The invention of the printing press played a vital part in the rise of general literacy. Educationalists were often religious people who wanted children to be able to read the Bible, so they demanded that schools be established as early as the 16th century. Because most of the schools were controlled by the Church, religious ideas strongly influenced the rise of literacy. The number of literate individuals grew remarkably over the next few centuries across Europe, and the spread of religious texts and of knowledge in general became unimaginable without the use of printed media.
Published requests for the establishment of schools demonstrate how new ideas of general education led to social changes. Proposal for civilizing the Highlands by erecting schools, which was published circa 1695, recognised the value of education to make people in the Highlands (the northwest region of Scotland) understand their duty as good subjects of the newly crowned Protestant King. It proposed that the Catholic, Gaelic-speaking Highlanders be taught by Protestant teachers in free schools, and that Gaelic-speaking teachers be maintained at colleges and divinity schools.
While initially, the motivation was religious, from the Enlightenment onward, calls for education tied in with social ideas of education for all and with the notion that knowledge had to be shared. Jean-Jacques Rousseau's famous treatise Émile, ou De l’éducation (1762) was founded on the philosopher's deep conviction that human beings are innately good at birth and are corrupted by society. This corresponded to British ideas elaborated by John Locke and John Lancaster among others, who stressed the role of education in creating enlightened human beings.
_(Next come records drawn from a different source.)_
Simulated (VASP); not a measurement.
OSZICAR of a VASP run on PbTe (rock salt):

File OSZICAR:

When religious concerns and Enlightenment ideas merged, new paths were opened to the understanding that knowledge should be shared and education made available for all, including not only children, but adults as well. Pamphlets and calls for education not only moulded public opinion, but also had an impact on legislatures. For instance, the pamphlet Sabbath Schools considered (1827) promoted schools for adults—they were meant to not only combat ignorance, but also to teach some understanding of their responsibilities as parents towards their children.